30 October 2020

12 Edible Gardening Hacks: Delectable Edibles You Can Grow Indoors!

We’re gardeners. We don’t need a patch of earth to grow our own food. No siree. We can grow our food on our windowsill. In a plastic salad box. In a mason jar. Heck, we can even grow food FROM food. Yep. Gardeners can do all of that!

Sprouting

I do my fair share of sprouting in the winter months to ensure that I’m full of freshly snipped healthy greens year round. You can grow a crunchy salad mix of peas, beans, and lentils in a mason jar…

…use a recycled plastic salad box to grow sunflower micro greens…

…or sprout teeny radish, broccoli, alfalfa, fenugreek and more as seedlings right on your kitchen table.

Herbs & More

Herbs are probably the easiest to grow indoors. Those that we eat for leaves need the least light and indoor light is just never the same as the outdoor sun. Plus, herbs pack a punch so you can snip a little for a lot of flavor.

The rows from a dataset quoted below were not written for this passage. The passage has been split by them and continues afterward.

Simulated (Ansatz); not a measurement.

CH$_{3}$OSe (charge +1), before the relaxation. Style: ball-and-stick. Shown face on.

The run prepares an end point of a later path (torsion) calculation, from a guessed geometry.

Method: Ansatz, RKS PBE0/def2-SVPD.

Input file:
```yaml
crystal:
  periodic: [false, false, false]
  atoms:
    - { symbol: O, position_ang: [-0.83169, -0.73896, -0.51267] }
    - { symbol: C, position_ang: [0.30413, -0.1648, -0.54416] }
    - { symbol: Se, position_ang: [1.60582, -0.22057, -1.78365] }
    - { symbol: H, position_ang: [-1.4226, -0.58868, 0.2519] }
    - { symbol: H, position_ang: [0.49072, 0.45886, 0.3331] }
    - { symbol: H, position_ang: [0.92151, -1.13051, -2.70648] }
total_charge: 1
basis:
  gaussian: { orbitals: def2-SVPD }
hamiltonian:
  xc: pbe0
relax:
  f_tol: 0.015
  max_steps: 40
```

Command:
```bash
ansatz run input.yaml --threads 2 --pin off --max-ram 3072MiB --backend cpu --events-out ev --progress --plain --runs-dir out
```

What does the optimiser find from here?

Try growing them in a hydroponic window farm! This very cool system uses plastic bottles and drip lines to grow plants without soil right in your window. This would be the perfect system for a foodie or chef, but I think it looks pretty cool as well.

photo courtesy of windowfarms.com

Salad lovers rejoice – you can grow greens indoors all year with this handy dandy DIY salad shelf!

Are you are a little more crafty? Then you could make a Woodland Herb Garden for your kitchen wall. This project comes to us from the book Mason Jar Crafts.

If you want some great advice on bringing in your herbs to overwinter, Lynne from Sensible Gardening and Living shares her tips.

Melissa, the Empress of Dirt, shows you how to grow peas indoors. Peas! Who would have thought? I can almost taste that pea, it looks so fresh!

Growing food from um, food.

Shelley at Sow and Dipity has regrown some common (celery, avocado) and uncommon (lemongrass, taro root) groceries to greens.

The Gardening Cook shows us that growing ginger is a fun DIY gardening project for the kids and also gives great detail on edibles that are cut and come again.

You can even use the parts that you cut to grow a new plant as you can see in How to Propagate Basil from Cuttings.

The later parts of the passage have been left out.